With 130 herbs and a French heritage, the monks may be onto something with Chartreuse
Along with Catherine Deneuve and the Huguenots, Chartreuse is arguably one of the best things to come out of France in 300 years. If absinthe is mostly mystique, Chartreuse is all legend—a secret manuscript describing a potion for the “Elixir of Long Life,” almost discarded and virtually lost several times before being resurrected, a recipe split between two monks, each of whom knows half of the formula, produced in a monastery in the mountains.
If our own story is true, it nearly deserves to be part of the legend. Two monks, draped in chocolate cassocks, tassels swishing, disembark briskly from an international flight, board a connection to New Orleans, flag a shuttle to a French Quarter hotel and, presumably, at this point in the narrative, nap. Later, they ask a concierge for directions to the Three Legged Dog, a bar on Burgundy whose patrons practice an American version of monasticism, sealing themselves off from the world and following various rituals at set hours of the day, mumbling the occasional prayer and otherwise generally lost in meditation.
Once inside, the monks extend their congratulations by uncloaking several precious reserve bottles they’ve brought from home and make an announcement: This humble establishment, it turns out, is the number one mover of Chartreuse in all of America.
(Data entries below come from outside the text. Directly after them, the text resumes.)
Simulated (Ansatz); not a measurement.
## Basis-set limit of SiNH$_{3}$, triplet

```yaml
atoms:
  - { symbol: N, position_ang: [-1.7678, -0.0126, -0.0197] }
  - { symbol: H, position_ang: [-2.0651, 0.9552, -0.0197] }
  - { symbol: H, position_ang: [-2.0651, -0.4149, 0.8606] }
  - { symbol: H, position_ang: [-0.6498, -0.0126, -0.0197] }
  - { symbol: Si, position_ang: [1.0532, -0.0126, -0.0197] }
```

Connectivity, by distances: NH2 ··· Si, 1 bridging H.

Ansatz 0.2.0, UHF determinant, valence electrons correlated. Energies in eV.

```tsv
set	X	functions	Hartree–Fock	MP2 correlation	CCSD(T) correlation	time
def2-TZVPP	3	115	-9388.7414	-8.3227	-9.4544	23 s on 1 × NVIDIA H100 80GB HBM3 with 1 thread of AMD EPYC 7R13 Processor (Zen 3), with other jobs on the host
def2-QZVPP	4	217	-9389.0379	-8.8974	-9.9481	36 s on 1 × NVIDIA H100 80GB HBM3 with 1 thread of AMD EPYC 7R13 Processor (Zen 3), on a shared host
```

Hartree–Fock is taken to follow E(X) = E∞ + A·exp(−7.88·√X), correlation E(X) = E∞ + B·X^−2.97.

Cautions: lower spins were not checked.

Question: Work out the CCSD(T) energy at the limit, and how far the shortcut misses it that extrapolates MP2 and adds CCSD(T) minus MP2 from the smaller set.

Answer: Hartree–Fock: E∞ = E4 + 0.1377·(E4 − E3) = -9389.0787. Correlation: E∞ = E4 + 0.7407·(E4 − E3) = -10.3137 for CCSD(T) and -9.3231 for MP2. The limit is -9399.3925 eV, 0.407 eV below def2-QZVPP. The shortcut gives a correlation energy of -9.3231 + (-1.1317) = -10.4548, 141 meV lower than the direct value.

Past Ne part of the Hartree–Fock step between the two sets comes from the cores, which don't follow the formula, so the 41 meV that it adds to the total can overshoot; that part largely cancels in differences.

Being so astoundingly complex, Chartreuse served neat (the way the patrons of the Dog like it) is a bit cloistered for the midsummer palate. Cut simply with ice and lemon juice, it’s just right in July. In the land of cocktails, it’s massively protean, a mansion at night with a green velvet lawn and a thousand windows: Every time you knock a light goes on in a different room.
2-1/2 oz. Green Chartreuse (yellow is sweeter and lower proof)
1-1/2 oz. fresh-pressed Granny Smith apple juice
1 oz. fresh lemon juice
6–7 leaves each, fresh basil, mint, sage
3–4 slices fresh ginger
Muddle ginger well, in apple juice. Add lemon juice and muddle herbs, lightly. Add Chartreuse, shake with hard ice and strain into stemmed glass. Garnish with ginger and sage.